First Bank Holdings Plc has decided to scrap its plans for capital raise following the early departure of its Managing Director, Adesola Adeduntan.

The decision to cancel the extraordinary general meeting (EGM), which was planned to discuss the proposed N300 billion capital raise, comes amidst Adeduntan’s resignation from his role, eight months before the scheduled expiration of his tenure.

The bank formally announced the cancellation of the EGM in a filing seen by Investors King on Friday.

The meeting, which was initially scheduled to be held virtually on April 30, 2024, aimed to seek authorization from the company’s members for the capital raise and address other related matters.

Adeduntan’s resignation, announced on the same day as the cancellation of the EGM, comes as a result of the Central Bank of Nigeria’s tenure requirements affecting bank executives.

In his retirement letter addressed to the Chairman of First Bank, Adeduntan expressed gratitude for the support received during his stewardship and highlighted the strides made by the bank during his tenure.

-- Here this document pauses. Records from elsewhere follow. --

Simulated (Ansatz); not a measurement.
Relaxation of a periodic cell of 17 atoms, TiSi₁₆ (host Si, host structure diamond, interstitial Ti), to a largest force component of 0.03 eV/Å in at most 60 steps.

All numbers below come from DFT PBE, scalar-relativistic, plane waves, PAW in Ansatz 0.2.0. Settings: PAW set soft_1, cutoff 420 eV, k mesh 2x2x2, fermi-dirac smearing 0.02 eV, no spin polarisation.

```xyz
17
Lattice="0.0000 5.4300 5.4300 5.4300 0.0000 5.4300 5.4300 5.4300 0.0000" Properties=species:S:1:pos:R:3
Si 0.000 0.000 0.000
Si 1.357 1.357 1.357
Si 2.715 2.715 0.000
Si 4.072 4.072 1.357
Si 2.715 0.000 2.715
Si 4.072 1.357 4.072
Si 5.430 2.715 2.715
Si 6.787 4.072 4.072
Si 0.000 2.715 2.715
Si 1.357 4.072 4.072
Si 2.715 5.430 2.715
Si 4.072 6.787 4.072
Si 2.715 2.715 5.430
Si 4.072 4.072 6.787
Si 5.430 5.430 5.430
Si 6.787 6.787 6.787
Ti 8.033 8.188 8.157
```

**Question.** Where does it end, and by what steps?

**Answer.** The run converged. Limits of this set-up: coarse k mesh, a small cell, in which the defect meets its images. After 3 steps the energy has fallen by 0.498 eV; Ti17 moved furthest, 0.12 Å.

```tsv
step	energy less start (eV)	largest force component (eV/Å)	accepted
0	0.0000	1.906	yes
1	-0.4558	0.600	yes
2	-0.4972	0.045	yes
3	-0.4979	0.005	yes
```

He stated, “During this period, the bank and its subsidiaries have undergone significant changes and broken new grounds. We have repositioned the institution as an enviable financial giant in Africa.”

Adeduntan further mentioned his decision to pursue other interests, prompting his early retirement effective April 20, 2024.

The cancellation of the capital raise plans shows the impact of Adeduntan’s departure on the bank’s strategic initiatives.

It reflects a shift in priorities for First Bank Holdings as it navigates leadership changes and seeks to chart a new course for its future direction.